Friday, March 13, 2009

Digital Preservation Matters - 13 March 2009

Update from the Blue Ribbon Task Force on Sustainable Digital Preservation and Access. Sayeed Choudhury. Preservation and Archiving Special Interest Group (PASIG). November 19, 2008. [11p. pdf]

This is a presentation about the task force. The next item is the report from the task force.

There is a focus in the task force on the economic dimensions of digital preservation. Some notes from the update: “Definition of Economic Sustainability: The set of business, social, technological, and policy mechanisms that encourage the gathering of important information assets into digital preservation systems, and support the indefinite persistence of digital preservation systems, enabling access to and use of the information assets into the long-term future.”

Economically sustainable digital preservation requires:

  • Recognition of the benefits of preservation
  • A process for selecting long term digital materials
  • Ongoing, efficient allocation of resources to digital preservation activities;
  • Organization and governance of digital preservation activities

The task force website: http://brtf.sdsc.edu/


Blue Ribbon Task Force Interim Report: Sustaining the Digital Investment: Issues and Challenges of Economically Sustainable Digital Preservation. December 2008. [78p. pdf]

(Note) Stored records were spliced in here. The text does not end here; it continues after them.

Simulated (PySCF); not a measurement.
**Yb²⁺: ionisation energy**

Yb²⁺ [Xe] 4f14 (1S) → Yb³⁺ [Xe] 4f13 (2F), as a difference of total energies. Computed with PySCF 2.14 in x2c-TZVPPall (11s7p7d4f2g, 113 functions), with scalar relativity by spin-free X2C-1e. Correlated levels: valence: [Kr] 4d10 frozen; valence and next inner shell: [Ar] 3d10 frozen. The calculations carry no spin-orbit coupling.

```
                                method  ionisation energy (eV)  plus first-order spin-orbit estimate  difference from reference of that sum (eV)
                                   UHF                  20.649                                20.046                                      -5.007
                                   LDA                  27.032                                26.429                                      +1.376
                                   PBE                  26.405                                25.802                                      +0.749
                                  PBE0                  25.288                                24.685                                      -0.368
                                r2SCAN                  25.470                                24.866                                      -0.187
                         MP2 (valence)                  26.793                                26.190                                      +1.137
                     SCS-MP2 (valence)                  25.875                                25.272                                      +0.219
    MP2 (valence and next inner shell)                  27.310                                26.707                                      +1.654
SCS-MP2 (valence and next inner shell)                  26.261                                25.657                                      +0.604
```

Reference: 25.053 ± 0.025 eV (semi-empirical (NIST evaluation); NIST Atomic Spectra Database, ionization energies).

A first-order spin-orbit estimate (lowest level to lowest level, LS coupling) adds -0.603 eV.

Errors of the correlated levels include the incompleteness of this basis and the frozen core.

Digital information is fundamental to modern society but there is no agreement on who is responsible or who should pay for access to and preservation of the information. Creating sustainable economic models for digital access and preservation is a focus of this group. They are looking at the current and best practices and to find or create useful models. This is an urgent task. Access to data in the future requires actions today. “Institutional, enterprise, and community decision makers must be part of the access and preservation solution.” Preserving data now is an investment in the future. Digital information has value far into the future. Sometimes we make best guesses or a hedge against the future. Decisions not made now often cost far more in the future. Without ongoing maintenance digital assets will fall into disrepair. Maintaining the assets is a problem with many sides: technical, legal, financial, and policy. This crosses all industries. There is also an opportunity cost.

Preservation is not a one-time cost; it is an ongoing commitment to a series of costs, requiring ongoing and sustaining resource allocations. Economic sustainability requires

  • Recognition of the benefits of preservation on the part of key decision-makers;
  • Incentives for decision-makers to act in the public interest;
  • A process for selecting digital materials for long-term retention;
  • Mechanisms to secure an ongoing, efficient allocation of resources
  • Appropriate organization and governance of digital preservation activities.

Decision-makers need to be aware of the value-creating opportunities from preservation. Understanding the scope of digital preservation is important. It examines the various economic models now being used; also shows a graph of Types of Information Retained the Longest. It is difficult to separate digital preservation costs from other costs. There is no substitute for a flexible, committed organization dedicated to preserving a collection of digital material. The Final Report of the task force is to be published at the end of 2009.

“Too often, digital preservation is perceived as an activity that is separable from the interests of today’s stakeholders, aimed instead at the needs of future generations. But in practice, digital preservation is very much part of the day-today process of managing digital assets in responsible ways; it is much more about ensuring that valuable digital assets can be handed off in good condition to the next succession of managers or stewards five, ten, or fifteen years down the road than it is about taking actions to benefit generations of users a hundred years hence.”


Fusion-io unveils SSD drives with 1.5GB throughput, 1.2TB capacity. Lucas Mearian. Computerworld. March 13, 2009.

Fusion-io, a Salt Lake based company, has announced a server-based solid-state drive with 1.5GB/sec. throughput. “Currently, the cards come in 160GB, 320GB and 640GB capacities. A 1.28TB card is expected out in the second half of this year.”


Preservation as a Process of a Repository. Tarrant, D. and Hitchcock, S. Sun Preservation and Archiving Special Interest Group. 18 - 21 November 2008. [pdf, ppt, pptx]

The presentation begins with different definitions of repository and Institutional Repository. Lynch defines IR as a set of services and processes, and a commitment to the digital materials created by an organization and its members. Diagrams of processes and OAIS / DCC and other models. Analysis of the preservation process. EPrints and digital preservation and repositories.